Then there are the increasingly frequent reports of unrest and rioting. Frightening numbers of people – often in the tens of thousands – with their complaints.
After six decades of communist rule, there is much for the government to worry about.
They need to watch the mass migration of farmers who have deserted their lands to find work in the city.
There is the corruption, which many ordinary Chinese tell us is getting worse, not better.
It is a story of transformation in often too little time. For every miracle or success story, there is a counter example amongst the disenfranchised.
Growing pains
China’s rise is a complex story and often contradictory – a hallmark of the growing pains of this new world power.
The one thing that rose above all the din of contradiction, the one thing most Chinese can all agree on, is that life is better today than in the past.
On the road for our Long March series of reports, retracing a key episode in the communist’s rise to power, this is what the Chinese we met told us.
The founding of the People’s Republic on October 1, 1949 brought an end to a bitter civil war between Mao’s communists and the nationalist Kuomintang, led by Chiang Kai-shek.
The communist’s struggle has become the stuff of lore, particularly the epic Long March. Its importance is still emphasized every day.
Turn on the TV and you will almost always come across a documentary replaying the black and white footage from the 1930s and 40s: The Red Army fighting the Japanese, the Red Army fighting the Kuomintang, communist cadres talking to the people, Mao Zedong speaking to farmers.
But, the documentaries will tell you, there was no greater historic event than the Long March.
Spreading the message
The Chinese call it “the walk that lasted 25,000 li”, that is 12,500 kilometres.
No one can confirm the actual distance of the march, but it did take two years and killed about nine out of 10 participants.

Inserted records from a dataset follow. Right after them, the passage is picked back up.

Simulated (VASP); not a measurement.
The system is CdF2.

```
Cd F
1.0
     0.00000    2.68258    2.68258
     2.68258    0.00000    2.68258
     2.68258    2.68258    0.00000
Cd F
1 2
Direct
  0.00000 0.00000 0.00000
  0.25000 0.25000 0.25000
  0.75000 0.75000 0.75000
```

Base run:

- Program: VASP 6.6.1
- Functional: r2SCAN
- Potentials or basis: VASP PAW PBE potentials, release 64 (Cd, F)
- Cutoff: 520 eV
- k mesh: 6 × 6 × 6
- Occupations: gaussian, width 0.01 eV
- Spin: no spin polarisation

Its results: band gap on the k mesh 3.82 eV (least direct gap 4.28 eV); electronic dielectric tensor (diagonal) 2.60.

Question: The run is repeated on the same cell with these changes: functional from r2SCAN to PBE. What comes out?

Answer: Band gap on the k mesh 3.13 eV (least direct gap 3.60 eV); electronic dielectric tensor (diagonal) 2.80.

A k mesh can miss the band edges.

It was a military retreat from their civil war opponents, and by most circumstances would have been considered a defeat.
But it allowed the communists to spread their message across a huge swathe of China, where they won the support of the peasantry – which was, and still is, the largest demographic in the country.
It was on the backs of the farmers then, that Mao’s communists rose to power.
We started our trip in Jiangxi Province where the communists declared the Chinese Soviet.
This was their own republic, their little world where they would experiment with what they had read in books, in theory, and now implement them in real life.
But the communists did not end up spending too much time here. They would abandon their Soviet, routed by the Kuomintang army, so beginning their Long March.
Today, the town of Ruijin is as comparatively quiet as it had been back then.
We stopped by Liang Chong Deng’s family. They have always been here, generation after generation. But now, Liang told us, he is not sure how much longer the family will stay on the land.
His son and daughter, he tells us, are not farmers but work in the city. They would not know how to grow anything if they ever returned to their plot of land.
Our next stop retracing the march was Sichuan province, in China’s southwest.
By the time the Red Army reached here, half the soldiers were gone, from death, desertion or illness.
Much of Sichuan is mountainous, deeply forested and even today access is often difficult.
Years ago, the Red Army soldiers would have gone through on nothing but shoes made of straw, or barefoot, in bedraggled uniforms, hacking their way through unmarked territory.
Today, Sichuan is a major tourist area, widely known as the home of that great Chinese icon, the giant panda.
But it would have been hard for any Red Army soldier to imagine it as a friendly place.
The tribes in the area – Tibetans and a minority group known as the Yi – used to doggedly ambush the line of marchers.
Unrest
Today, Sichuan still has large Yi and Tibetan populations, but the dynamic is a very different one than that from history.
It would be difficult to recognize someone from the Yi minority – they speak Chinese like everyone else. The Tibetans are easier to identify, many of them with their prayer beads.
When Mao set out to defeat the Kuomintang, he said he also hoped to unify the country – and that meant including these so-called ethnic minorities.
Most, like the Yi, have integrated into greater China relatively easily. But the Tibetans, as we saw in the recent outbreaks of unrest, remain deeply disenchanted with Chinese rule.
Other ethnic riots earlier this year in the western region of Xinjiang, home to Muslim Uighurs, revealed that, after 60 years of communist rule, some of the most entrenched obstacles to uniting China’s people remain untackled.
The final stop on our road trip was Yan’an, the resting place for the Red Army – the end of their Long March.
Tourists today swarm the caves where Mao Zedong and other top revolutionaries used to live.
They holed up here for years, rebuilding the army and refinancing their revolution using cash earned from the region’s oil wells.
Today, the area around Yan’an remains an important source of oil to fuel China’s booming economy. Wells are visible everywhere, dotting the brown hills.
At the end of the road, you wonder if the China of today is what the first generation of revolutionaries had in mind and whether they believed that they achieved their vision of utopia back in 1949.
China as it is in 2009 would hardly be recognizable to them.
But what the early revolutionaries would certainly agree with today’s Chinese about, is that China today is a strong and powerful country and one that the rest of the world should take notice of.